Link Posted: 1/29/2006 2:07:00 PM EDT
Yes, I've done the class, as have many of my friends. Everyone from people who have never fired a gun to B-class USPSA shooters have all had very positive comments.

It's a basic course, but I don't know many people who don't need some work on the basics. Ken Campbell is a first rate instructor, with good insight into helping shooters solve individual problems. In addition to being a good learning experience, you will also have a lot of fun.

For $150 it's a real bargain, and probably a great class for everyone in the family to take at some point. I know of many husband-wife teams, parent-child pairs, and entire families who have completed the class.

It's also a great way to get your feet wet in the world of professional firearms instruction. You will know after whether or not you want to pursue more extensive instruction.

I recommend both Capt. Ken and his class without reservation!
Link Posted: 1/29/2006 2:56:35 PM EDT
I haven't taken this particular course, but have done a Pat Rogers carbine course that he hosted. I'm also taking a ITOG Urban Conflict Resolution class there as well this year that Capt. Ken is hosting. I would highly reccomend taking any classes you can through him. He is a top notch guy.
Link Posted: 1/29/2006 3:13:24 PM EDT
Is it a 2-day or 3-day course? I cannot take off the third day from work to attend a 3-day course.

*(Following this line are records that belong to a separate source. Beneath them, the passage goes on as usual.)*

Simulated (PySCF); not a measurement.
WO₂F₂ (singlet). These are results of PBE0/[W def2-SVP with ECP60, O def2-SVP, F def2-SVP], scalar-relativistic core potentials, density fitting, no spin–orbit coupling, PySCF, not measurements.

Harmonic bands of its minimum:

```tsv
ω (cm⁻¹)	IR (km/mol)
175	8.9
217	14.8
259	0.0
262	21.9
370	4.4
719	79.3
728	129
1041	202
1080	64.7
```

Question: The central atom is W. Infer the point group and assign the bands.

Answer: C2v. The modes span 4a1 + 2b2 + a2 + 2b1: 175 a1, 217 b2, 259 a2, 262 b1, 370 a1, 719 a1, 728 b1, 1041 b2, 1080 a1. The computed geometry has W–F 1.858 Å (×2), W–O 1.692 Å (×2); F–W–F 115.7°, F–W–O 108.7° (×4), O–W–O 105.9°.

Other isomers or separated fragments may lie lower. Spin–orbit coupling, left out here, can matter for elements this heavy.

I wouldn't mind attending with my wife.
Link Posted: 1/29/2006 7:53:02 PM EDT
[Last Edit: 1/29/2006 7:59:13 PM EDT by abnk]
It's a two-day class--April 1st and 2nd. I am going to register tomorrow, although, about a week before that I should be starting a new job, which, by the way, I haven't even found yet. We'll see how that works out.

Thanks for your input, fellas.

ETA: To further inquire about this class or other available training, you can email CPT Campbell at kcampbell@co.boone.in.us.
Link Posted: 1/30/2006 7:41:01 AM EDT
I think that's the class I took from him a year or two ago. 2-day class, Sat. AM was classroom, break for lunch, Sat. afternoon on the range then Sun. on range both before and after lunch, with the afternoon ending a bit earlier than on Sat.

It is a very basic class, but with no prereqs we had people ranging from a woman who I think had never fired her gun before the class to a guy I think had worked as part of a protection detail. Most were the "been shooting for years, but never learned how to fight with a gun" type (like me). Ken did a good job of making sure everybody was up to speed before going on, which made the class feel slow for those of us with a little background.

The classroom part covered safety and range procedures, then some discussion of the combat mindset, color codes of awareness, and a fairly extensive overview of the different types of actions and their strengths and weaknesses and also holsters and their strengths and weaknesses. There was some lecture at the range break area about home defense, open vs. concealed, use-of-force, etc.

Range work started at 2-3 yds and backed out to about 10 yds I think. Nothing long or really hard--this is a beginner class and the idea is to instill confidence, not scare off the newbies. He began with the basics of sight alignment and trigger press until we were getting good groups slow-fire. Then we moved on to presentations from the holster, multiple shots, reloads, etc. He also covered malfunction drills, which was the most useful for me since I'd never really learned them. I don't think we did any shooting while moving. We walked through everything dry several times before moving on to live fire.

He ran a hot range and after he covered reloads it was up to you to keep the gun stoked. If you started a 3-round drill with 1 in the gun, that was your problem. He teaches Weaver, and he explains why, but he doesn't get mad if you chose to do it differently, as long as you can explain why. (After I switched to my revolver after my 9mm broke I did my reloads with the opposite hand from what he recommends, because of how I carry the speedloaders. He asked if I was going to do it my way, I said yes, and he said OK.)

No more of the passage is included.